While the number of new markets opened in the last year has not been as expansive as it was in 2014, when a handful of states allowed crossbows in archery season, we still saw thousands of hunters given the privilege to use a hunting tool that includes a crossbow.
Vermont opened the door to crossbow use for hunters 50 years of age and older during any season open to bow and arrow, and Missouri started allowing crossbows during archery deer and turkey seasons, as well as the fall firearms turkey season for all hunters.
On the downside, in January of this year North Dakota did not pass a bill that would have allowed hunters 65 years of age and older to use crossbows during any archery season. Proponents promise to keep on trying, and until then crossbows remain legal during deer gun, youth deer and muzzleloader seasons.
And, as this is written, the legislature is seriously considering revamping the current crossbow regulations in New York. Among other things, if adopted, the new legislation would classify crossbows as archery equipment and require crossbow hunters to purchase the bow privilege rather than the current muzzleloader requirement.
It would also eliminate the 200-pound maximum draw and 17-inch minimum width restrictions. Plus, it would allow crossbow use during all archery seasons except for the restrictive archery areas of Suffolk and Westchester counties and around Albany and Rochester. Check crossbowrevolution.com for updates.
Illinois had a bill pass its House that would allow crossbows in archery season. Currently crossbows are allowed after the second gun season in December. But, at press time, the bill still had to pass the Senate and get the governor’s signature first.
When you look at all 50 states, crossbows have full inclusion in gun seasons in 26 states now, and are legal during archery and firearms seasons, in some way, in 23 other states.
Oregon remains the lone holdout; crossbows are still illegal to hunt with there. In most of the restrictive states, the powers that be are taking a cautious let’s-wait-and-see approach or are pressured by well-represented “traditional” archery groups for non-inclusion, like we just saw in North Dakota.

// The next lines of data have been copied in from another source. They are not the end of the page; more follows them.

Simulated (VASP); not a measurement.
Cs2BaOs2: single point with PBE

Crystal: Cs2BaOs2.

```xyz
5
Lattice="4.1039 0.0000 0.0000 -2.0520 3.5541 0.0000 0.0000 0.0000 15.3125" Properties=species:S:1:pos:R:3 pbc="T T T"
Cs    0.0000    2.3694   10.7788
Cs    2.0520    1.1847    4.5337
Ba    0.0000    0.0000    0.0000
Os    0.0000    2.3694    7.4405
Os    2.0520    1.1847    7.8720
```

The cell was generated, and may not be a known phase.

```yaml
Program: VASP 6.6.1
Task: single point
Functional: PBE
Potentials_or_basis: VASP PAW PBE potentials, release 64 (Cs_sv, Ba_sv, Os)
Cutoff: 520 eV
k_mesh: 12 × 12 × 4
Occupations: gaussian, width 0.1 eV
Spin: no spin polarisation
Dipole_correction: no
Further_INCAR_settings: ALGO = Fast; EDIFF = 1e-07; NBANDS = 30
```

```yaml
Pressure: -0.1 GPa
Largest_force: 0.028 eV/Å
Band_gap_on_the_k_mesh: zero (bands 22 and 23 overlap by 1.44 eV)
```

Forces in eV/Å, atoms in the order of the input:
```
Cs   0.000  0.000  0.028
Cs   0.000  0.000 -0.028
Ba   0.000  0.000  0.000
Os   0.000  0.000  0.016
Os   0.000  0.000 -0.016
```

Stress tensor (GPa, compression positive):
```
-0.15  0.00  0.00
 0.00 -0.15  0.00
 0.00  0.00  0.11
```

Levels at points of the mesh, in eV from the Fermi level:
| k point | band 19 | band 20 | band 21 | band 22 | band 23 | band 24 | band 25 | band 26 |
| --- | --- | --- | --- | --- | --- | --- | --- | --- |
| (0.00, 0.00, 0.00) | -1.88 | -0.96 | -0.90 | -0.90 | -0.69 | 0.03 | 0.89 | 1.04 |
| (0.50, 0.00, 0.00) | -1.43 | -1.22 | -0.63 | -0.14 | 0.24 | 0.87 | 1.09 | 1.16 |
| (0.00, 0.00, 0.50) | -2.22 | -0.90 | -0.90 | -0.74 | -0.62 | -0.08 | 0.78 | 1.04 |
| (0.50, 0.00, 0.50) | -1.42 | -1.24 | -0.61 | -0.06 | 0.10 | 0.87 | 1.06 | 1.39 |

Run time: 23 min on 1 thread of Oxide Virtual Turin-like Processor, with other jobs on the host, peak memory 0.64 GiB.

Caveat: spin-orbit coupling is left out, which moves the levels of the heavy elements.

But pressures are mounting and legislation is introduced in many states in almost every legislative session for a more open-door policy. States realize they are missing out on a new revenue source and are seeing the negative effects predicted from inclusion are not materializing in other states. Slowly but surely it will come, but it is important for pro-crossbow individuals and groups to keep hounding their elected officials to examine the issue.
But one thing is certain. Based on crossbow license sales in states that require them and crossbow harvest figures and other available data in states with full or partial inclusion or during firearms seasons, crossbows are definitely here to stay. In a nutshell, crossbows are more popular than ever and by all indications are becoming more so. Here’s what we mean.
During Vermont’s 2016 archery season 1,110 deer were reported killed with a crossbow, according to the state’s Deer Project leader.
“That represents 32 percent of our total archery harvest, up from 14 percent in 2015, when crossbows could only be used by hunters with a disability permit,” said Nick Fortin. That suggests there was a greater percentage of hunters over 50 buying archery licenses and actually hunting in 2016 than in 2015, which is one of the reasons the regulation was changed.
Crossbow hunters took 30 percent of all archery deer in Missouri last year. It was the first year that crossbows were allowed during archery season there.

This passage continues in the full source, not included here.